Thursday 19 March 2009

Rights for Pencils

A part from the revolutionary spech of a Pencil leader.

'My dearest fellow Pencils! Citizens of the Pencase Peninsula, listen to me! How long have webeen told that we're dependent of men? How long have we been told that we're inferior than pens? How long have we been banned from offices and courtrooms? How long are you going to take this? You're ruled by people who don't even know that we are relatives to their highly beloved Diamond... unfaithful brother... Oh, my dear people, can't you see?

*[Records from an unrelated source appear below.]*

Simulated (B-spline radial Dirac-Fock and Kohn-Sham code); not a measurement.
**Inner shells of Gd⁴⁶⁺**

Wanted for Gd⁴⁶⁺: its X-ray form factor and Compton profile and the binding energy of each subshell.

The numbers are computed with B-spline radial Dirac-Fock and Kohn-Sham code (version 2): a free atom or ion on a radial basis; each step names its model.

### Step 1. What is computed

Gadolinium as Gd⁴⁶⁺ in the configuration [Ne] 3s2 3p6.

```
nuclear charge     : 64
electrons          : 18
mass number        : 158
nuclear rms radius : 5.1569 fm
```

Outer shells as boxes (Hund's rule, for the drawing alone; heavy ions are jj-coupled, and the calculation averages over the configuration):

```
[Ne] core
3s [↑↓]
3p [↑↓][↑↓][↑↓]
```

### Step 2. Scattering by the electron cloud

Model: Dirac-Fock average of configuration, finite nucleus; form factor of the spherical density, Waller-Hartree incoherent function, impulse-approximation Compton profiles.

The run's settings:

I am standing before you not because that I am sharper than you are. I am just a pencil like you. I was born as a 2B but over the years my heart became hard seeing all the injustice and unfairness what men had done to US. I was in the prison, yes, I was. In the prison of mankind. In the prison of children, called pencase, after our precious country. They sharpened me, just because they weren't sharp enough. They chewed me just because they were too anxious to ask a girl out. They had to write with me in case they make a mistake. I've met lots of different races and I can tell, my dear people, you are still my beloved ones. What I saw there I will never forget. Erasers razed our words literally with their bottoms.

Don't think that my lead is broken, that I am insane! I saw it, I did. In highschools, teachers of men - oh, they are so different from our teachers, my people - don't let us to help their students to write a test. They call us cheaters. They think that we work together with the Erasers... filthy, sticky rubber mafia... And there were Pencils, my friends, I saw, who said uncle to the dictatory of men. They wore eraser trousers... horrifying...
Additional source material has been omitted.